Lubber's Log Sunday, May 2nd

Weather- how to adequately describe natures most powerful omnipresent force? Should I start with a historical anecdote? A fitting quote? Or should I start with the colors: picture the cornflower blue sea (get out your crayolas if it will help) flecked with white horses and overhung by an even, viscous, billowing green-black wall of cloud looming straight up from the horizon. Colors which, in retrospect, were eerily similar to the colors of the spinach fettuchine that I had gobbled out of my blue parmesan flecked bowl only moments earlier. If I go this route I will have to continue with white as those ordinary, poetic white horses turn into swirling churning solid fury tumbled over beaten down and carried aloft by the tangible wall of wind that tries to hurl itself upon us the same way. Next comes gray when the innocent blues and whites of the water mix with the unforgiving black of the sky and the steel rain. For what seems like an eternity the only relief we have from this lethal grey is the even more lethal, and indescribably beautiful, blinding pink violet flash of lighting. Like some insane God's discotheque the clouds are lit for miles around in a soft blush of light. Quite unlike the creeping blue tendrils of fire we later see dancing across the back of the receding storm these are anonymous pink bursts, completely unidentifiable. Not only is our visibility limited to a hundred yard haze of whipping rain and spray but the sound of thunder never reaches our tortured ears above the vengeful scream of wind and the drum of rain on our hoods. As the fury dissipates the next color emerges as a mysterious orange ball sinking slowly over our shoulders. All that infinity of weather and still the sun has not set? No, it stays long enough to spread it's own color over the green and white foaming backs of the waves as they race east in an attempt to find a less hardy boat to wreak havoc on.

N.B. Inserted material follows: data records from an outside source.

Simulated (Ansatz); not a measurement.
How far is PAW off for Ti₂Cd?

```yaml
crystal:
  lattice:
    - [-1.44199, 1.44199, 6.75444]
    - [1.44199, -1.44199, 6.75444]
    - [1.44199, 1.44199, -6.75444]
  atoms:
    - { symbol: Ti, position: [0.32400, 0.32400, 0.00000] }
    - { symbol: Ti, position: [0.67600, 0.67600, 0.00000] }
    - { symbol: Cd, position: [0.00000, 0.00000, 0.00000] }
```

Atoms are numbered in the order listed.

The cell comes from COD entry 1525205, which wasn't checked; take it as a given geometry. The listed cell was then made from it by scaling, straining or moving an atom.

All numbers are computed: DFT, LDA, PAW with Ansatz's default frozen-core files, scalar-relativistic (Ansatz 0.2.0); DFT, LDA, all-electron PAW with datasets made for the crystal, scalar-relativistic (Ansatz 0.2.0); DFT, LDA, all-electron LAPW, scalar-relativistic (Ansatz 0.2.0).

It's this final soft orange glaze that put this need in me to express what I saw. Words are hopelessly inadequate to show how I felt, but the beauty and power of it awed me so much that for the rest of the night and all this morning I've been speaking over and over the words that sprung into my head with that final softly diffused sunset. I've tried as best as I could to show you honestly the beauty and terror I felt, or perhaps the chaos of clear heady adrenaline that I saw.

Yet I'm sure that just these bits and snatches, though they may bring emotions to you accurately, can't give you the solid information needed to put the emotions into context. So- recreate the scene of the crime:

It's dinner time, we've been watching this green cloud oozing towards us for the last half hour and suddenly, it hits. Simultaneously the bimini collapses around Joel's head as he stands at the wheel and the wind guage jumps up from 20 knots to 50. Only a split second later the rain comes as a solid sheet and helps the wind to push our sails over until the entire leeward deck is submerged. Joel immediately heads the boat up into the wind and just as quickly Da runs up to the foredeck to transform the sheet metal sails into some sort of safer form. As soon as I can get the bimini down I take the wheel and Joel runs forward to help get the whirling chaos of rope and cloth under control. Soon all is in hand and the three of us stand in the cockpit with the rain drumming on the backs of our hoods. After what seems like an eternity, but was probably only 5 minutes the rain stops and we watch the storm recede. Once the wind has moderated to "only" 30 knots or so we put up the jib again and return to course to wait for the next squall.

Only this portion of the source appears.